Primordial Non-Gaussianity from a String-Inspired Cosmology

TL;DR

This paper explores how string-inspired early-universe models with climbing scalar fields can produce distinctive non-Gaussian features in the primordial fluctuations, potentially explaining anomalies in the CMB.

Contribution

It investigates the impact of string-inspired climbing scalar dynamics on primordial non-Gaussianities, linking high-energy string theory effects to observable cosmological signatures.

Findings

Climbing scalar models induce specific non-Gaussian signatures in the primordial perturbations.

Pre-inflationary dynamics can explain low multipole anomalies in the CMB.
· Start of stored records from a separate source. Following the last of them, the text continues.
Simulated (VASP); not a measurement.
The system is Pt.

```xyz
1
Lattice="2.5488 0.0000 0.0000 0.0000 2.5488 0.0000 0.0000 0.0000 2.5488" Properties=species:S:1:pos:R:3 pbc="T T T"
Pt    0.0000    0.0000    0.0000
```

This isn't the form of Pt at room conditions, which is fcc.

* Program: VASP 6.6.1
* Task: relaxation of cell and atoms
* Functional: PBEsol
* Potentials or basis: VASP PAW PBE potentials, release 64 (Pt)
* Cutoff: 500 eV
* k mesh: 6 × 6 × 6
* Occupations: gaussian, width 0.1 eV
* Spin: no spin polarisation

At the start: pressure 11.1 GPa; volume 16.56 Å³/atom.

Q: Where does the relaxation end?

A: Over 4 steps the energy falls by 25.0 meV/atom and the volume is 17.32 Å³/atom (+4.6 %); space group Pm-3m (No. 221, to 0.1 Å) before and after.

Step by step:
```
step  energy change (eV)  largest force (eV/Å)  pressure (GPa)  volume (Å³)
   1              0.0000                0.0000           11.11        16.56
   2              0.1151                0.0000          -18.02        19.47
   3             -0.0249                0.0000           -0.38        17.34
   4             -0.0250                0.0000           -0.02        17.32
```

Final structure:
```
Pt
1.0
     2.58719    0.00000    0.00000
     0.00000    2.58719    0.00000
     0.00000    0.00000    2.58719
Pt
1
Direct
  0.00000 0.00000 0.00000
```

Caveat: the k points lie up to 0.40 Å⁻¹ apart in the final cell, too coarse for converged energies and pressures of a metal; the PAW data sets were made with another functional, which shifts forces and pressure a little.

Potential observational tests for string-inspired non-Gaussian features are discussed.

Abstract

The interplay between string theory and early-universe cosmology offers promising avenues to explore high-energy regimes where the standard single-field slow-roll model may no longer provide an accurate description. One intriguing scenario emerges from certain non-supersymmetric string models, where supersymmetry breaking induces a non-trivial vacuum energy, or more precisely an exponential potential for scalar fields, and primarily for the dilaton. This setup gives rise to the so-called "climbing scalar" phenomenon, whereby the scalar is forced to emerge from the initial singularity while climbing up the potential, if sufficiently steep. This phase precedes a turning point, and the subsequent descent can support inflation. The resulting pre-inflationary dynamics can leave imprints in cosmological observables. To begin with, it induces a low-frequency cut in the primordial power spectrum that resonates with the lack of power present in the first few CMB multipoles. The main theme of this work is to clarify its possible effect on non-Gaussianities.